It doesn’t help that all the maps, rules, and instructions are in Spanish, nor that Ed and Ned are complete rookies in this 1000 Millas Sport de la República Argentina, the 19th-annual running of the most important classic-car competition in South America. Inspired by the legendary Mille Miglia road race of Italy, it’s a three-day, 800-mile scramble through the endless postcard of northern Patagonia. More than 160 rare and classic cars built between 1920 and 1982, plus an assortment of ringers like Biscayne Ford Cobras and coffin-like Bugatti replicas, rolled off this morning from the race headquarters at the swank Llao Llao Hotel perched atop a hill between two impossibly blue Patagonian lakes. The Rowans traveled more than 6,000 miles to make the start, enticed by the idea of some quality father-son time in their gleaming blue Bentley, the kind of car Daddy Warbucks, or maybe Juan and Evita Perón, would have been proud to drive. “It’s nice to have the time together with him to talk,” Ed says, “and to argue.”

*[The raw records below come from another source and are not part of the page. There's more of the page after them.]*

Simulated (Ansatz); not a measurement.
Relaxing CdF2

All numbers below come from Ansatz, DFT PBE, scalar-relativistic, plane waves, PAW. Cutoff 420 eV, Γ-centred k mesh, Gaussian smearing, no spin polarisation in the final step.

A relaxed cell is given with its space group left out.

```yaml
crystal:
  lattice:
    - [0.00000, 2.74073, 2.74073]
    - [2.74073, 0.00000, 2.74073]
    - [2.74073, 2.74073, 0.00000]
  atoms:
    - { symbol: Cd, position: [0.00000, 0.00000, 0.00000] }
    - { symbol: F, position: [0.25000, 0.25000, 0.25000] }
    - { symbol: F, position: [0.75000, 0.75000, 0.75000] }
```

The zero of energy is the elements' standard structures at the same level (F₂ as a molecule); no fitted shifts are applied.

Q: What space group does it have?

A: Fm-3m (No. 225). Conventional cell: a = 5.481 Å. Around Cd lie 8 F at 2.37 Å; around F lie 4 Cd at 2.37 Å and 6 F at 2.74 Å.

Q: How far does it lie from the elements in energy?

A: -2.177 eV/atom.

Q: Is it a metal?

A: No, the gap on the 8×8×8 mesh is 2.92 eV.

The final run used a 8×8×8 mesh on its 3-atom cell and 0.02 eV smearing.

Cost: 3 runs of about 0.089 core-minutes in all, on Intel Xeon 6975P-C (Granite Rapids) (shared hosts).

In hot pursuit of the Rowans are Ross and Mark Longfield, another father-son team from the States, piloting a 1969 E-Type Jaguar SII coupe. Mark and Ned were school chums, and it turned out that their fathers shared a passion for old cars. When the Rowans told the Longfields about the rally, the two families immediately recognized a chance for some laughs and adventure and shipped their cars to Buenos Aires in the same container.